New York-based investment bank Goldman Sachs’ consumer banking division, Marcus, is reportedly expanding its operations to include investment-related services in the UK. Marcus is introducing a new stock trading and ISA vehicle, which will be supported by digital wealth manager Nutmeg.
The ISA will be available in 2020, however, neither Marcus nor Nutmeg have disclosed the rates or terms and conditions of the new initiative.
Nutmeg funds offers users an app and website that allows people to select from the company’s various investment portfolios. The investment choices may vary depending on the level of risk that investors might want to take. The wealth management firm also provides its own stocks and shares Isa.
Marcus’ latest product will invest in its own Isas and also the same Nutmeg funds, however, it will be marketed in a different manner. It’s worth noting that the Marcus account might not be as competitively priced as using Nutmeg’s services directly.
Marcus was introduced in the UK in September 2018. The company provides an easy-access savings account.
In October 2019, Marcus began marketing a rebadged version of its easy-access deal. The company also began offering a one-year bond via Saga, a specialized financial services provider for people over 50.
Saga’s easy-access account pays 1.4pc, 0.05 percentage points lower than what investors are able to get by simply going directly to Marcus.

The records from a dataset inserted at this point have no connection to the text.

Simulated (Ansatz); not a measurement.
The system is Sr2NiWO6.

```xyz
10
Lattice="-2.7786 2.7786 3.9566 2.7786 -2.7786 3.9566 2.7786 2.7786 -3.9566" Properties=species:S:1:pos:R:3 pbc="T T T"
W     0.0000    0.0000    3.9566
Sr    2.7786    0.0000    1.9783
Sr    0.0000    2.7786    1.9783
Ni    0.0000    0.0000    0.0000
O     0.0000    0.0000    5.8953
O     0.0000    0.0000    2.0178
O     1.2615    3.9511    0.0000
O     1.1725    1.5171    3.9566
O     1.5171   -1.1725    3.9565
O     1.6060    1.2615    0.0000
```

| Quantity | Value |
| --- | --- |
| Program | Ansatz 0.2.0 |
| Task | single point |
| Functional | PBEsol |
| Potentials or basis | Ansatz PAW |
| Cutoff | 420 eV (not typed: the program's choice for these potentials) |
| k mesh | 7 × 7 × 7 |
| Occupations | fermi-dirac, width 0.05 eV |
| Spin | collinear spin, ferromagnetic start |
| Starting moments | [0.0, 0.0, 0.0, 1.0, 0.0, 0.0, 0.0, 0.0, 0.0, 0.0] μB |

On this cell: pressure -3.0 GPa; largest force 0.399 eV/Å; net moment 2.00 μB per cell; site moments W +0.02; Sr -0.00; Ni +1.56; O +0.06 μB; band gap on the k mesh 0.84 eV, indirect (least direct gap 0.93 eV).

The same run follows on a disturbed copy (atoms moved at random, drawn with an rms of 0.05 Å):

Martin Stead, CEO at Nutmeg, stated:
“Now that Nutmeg’s service is proven at scale, we are working on a number of strategic partnerships with established brands to rapidly bring financial advice backed with a quality investment strategy to many more people.”
Marcus has been named after Marcus Goldman, the founder of Goldman Sachs. In January 2019, the giant Wall Street bank invested £45 million in Nutmeg.
Marcus has reportedly experienced major losses of around $1.3 billion since 2016. The losses may be attributed to increased spending on acquiring startups, greater investments in cloud-based storage systems, and hiring new tech-savvy workers.
The bank has also had to deal with loans going bad at significantly higher rates than its competitors have.